An unprecedented 107 nations have signed a pledge to “stigmatise, prohibit and eliminate nuclear weapons in light of their unacceptable humanitarian consequences and associated risks” at the Review Conference of the Parties to the Treaty on the Non-Proliferation of Nuclear Weapons (NPT) in New York.
Four major UK Churches – the Baptist Union of Great Britain, the Methodist Church, the Church of Scotland and the United Reformed Church – have welcomed the news, but called on the UK Government to unblock discussion of new multilateral disarmament initiatives.
The 107 governments who have signed the humanitarian pledge call for new legally binding treaties to prohibit the use and threat of use of nuclear weapons. As we approach the 70th anniversary of the devastation of Hiroshima (6 August), Governments supporting the humanitarian pledge have affirmed “that it is in the interest of the very survival of humanity that nuclear weapons are never used again, under any circumstances”.

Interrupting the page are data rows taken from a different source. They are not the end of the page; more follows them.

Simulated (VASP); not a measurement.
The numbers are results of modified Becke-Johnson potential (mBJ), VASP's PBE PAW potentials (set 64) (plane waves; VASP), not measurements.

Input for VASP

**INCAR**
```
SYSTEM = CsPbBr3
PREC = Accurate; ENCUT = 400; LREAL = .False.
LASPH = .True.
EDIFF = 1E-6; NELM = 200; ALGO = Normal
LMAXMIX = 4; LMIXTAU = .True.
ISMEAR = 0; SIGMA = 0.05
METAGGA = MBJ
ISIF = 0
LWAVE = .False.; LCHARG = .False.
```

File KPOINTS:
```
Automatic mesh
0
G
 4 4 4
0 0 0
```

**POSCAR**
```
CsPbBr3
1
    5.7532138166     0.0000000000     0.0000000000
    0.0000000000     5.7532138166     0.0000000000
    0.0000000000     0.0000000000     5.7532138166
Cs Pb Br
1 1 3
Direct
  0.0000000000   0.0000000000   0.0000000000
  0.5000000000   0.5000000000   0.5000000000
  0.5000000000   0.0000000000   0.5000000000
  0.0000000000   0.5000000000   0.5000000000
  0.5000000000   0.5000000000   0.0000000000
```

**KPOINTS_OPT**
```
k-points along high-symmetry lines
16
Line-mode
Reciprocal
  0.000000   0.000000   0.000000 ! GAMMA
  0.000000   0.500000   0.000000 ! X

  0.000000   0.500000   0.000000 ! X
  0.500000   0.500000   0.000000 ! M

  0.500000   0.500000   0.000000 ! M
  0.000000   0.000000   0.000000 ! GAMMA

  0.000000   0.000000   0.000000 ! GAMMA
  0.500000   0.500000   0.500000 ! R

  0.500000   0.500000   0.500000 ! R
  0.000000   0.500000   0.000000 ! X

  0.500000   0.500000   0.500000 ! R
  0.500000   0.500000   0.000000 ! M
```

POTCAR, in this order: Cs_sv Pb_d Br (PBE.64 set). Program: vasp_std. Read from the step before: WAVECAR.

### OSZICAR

The 2015 NPT Review Conference has failed to agree an outcome document due to a lack of consensus on how to move forward on a Weapons of Mass Destruction Free Zone in the Middle East. But the conference also revealed the depth of divisions in Europe over approaches to disarmament:
- France and the UK previously boycotted a conference hosted by the government of Norway on the humanitarian impact of nuclear weapons.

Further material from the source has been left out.